How Clean, Informative, Explainable Interfaces Increase Trust with AI Products
As a SaaS company, you might think that you most frequently communicate with your customers through your sales, support or customer success teams. However, in reality, most communication happens through your product’s interface. Your users interact with the product every day, and that is where they are forming their impressions of whether they trust your company. If they’re frustrated with the experience because of bad design, a lack of transparency, or poor communication, it’s hard for them to build trust with your company. Conversely, if you are able to show that you have anticipated your users’ needs around trust, you can make your product even more sticky and decrease your risk of churn.
With products that leverage AI and machine learning, there are additional challenges around trust that your user experience team should consider. The newness of the technology, the use of personal data and explainability – understanding why these products reach the decisions they do – all play into how users think about trust with AI products.
By focusing on trust, you can create a best-in-class user experience, that not only enhances the value of the product, but also addresses any questions of comfort. To do so, you have to build the product around your users. While your product is leveraging AI, your users are only human. Adopt a user-first mindset, maintaining a consistent voice and persona, and providing contextual explanations with the appropriate level of detail.
Remember that most users will want to use your product to complete their tasks as quickly as possible. By providing clean, informative, explainable interfaces, you’ll make it easy for them to find the information they need to get their jobs done.
Adopt a user-first mindset
The best interfaces are intuitive, clean, context-aware, and personalized, while making it easy to drill deeper if required. That means they understand who the user is and what they’re trying to accomplish. The best products use what they know about their users to clearly present the information that is most useful in those circumstances.
6 Ways to Get User Insights to Build Trust into Your Product’s Interface:
- Understand the user’s experience.
- Create two-way communication between designers (and writers) and users.
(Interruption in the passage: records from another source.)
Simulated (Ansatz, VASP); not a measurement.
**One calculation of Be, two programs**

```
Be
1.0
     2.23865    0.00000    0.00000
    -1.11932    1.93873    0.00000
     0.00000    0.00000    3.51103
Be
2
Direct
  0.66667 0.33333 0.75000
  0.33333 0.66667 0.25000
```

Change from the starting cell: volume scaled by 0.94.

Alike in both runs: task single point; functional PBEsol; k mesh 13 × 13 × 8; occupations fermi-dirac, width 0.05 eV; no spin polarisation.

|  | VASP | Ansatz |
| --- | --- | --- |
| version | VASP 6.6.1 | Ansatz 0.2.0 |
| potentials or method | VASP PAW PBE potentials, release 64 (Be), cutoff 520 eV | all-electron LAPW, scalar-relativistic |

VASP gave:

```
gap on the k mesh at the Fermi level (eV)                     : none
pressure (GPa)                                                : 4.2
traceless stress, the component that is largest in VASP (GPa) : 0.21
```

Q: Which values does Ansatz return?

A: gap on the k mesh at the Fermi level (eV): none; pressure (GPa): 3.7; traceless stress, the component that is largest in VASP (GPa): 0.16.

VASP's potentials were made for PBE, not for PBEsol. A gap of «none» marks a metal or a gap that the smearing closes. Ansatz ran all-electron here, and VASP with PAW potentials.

- Gather user input during the design phase.
- Ensure user testing is part of the process.
- Avoid relying on narrow strategies for collecting data.
- Don’t just rely on quantitative data, seek opportunities to hear first hand what customers want.
When you’re immersed in the day-to-day of building software products, it’s easy to forget about user experience. But you can gain valuable new perspectives by taking time to understand how people see your product, especially when they are new or infrequent users. Think about, for example, whether you’re using jargon. Terms that you use every day might miss the mark with your customers. Your users might have specific questions about where to find information about how you use the data they provide.
You can gain these insights through a few changes to the design process. First, set up opportunities for designers and writers to talk to users as frequently as possible. Gather user input during the design phase and ensure user testing is part of the process. Through an open two-way dialogue, your designers can acquire a deeper understanding of how people interact with your product and see where their frustrations lie.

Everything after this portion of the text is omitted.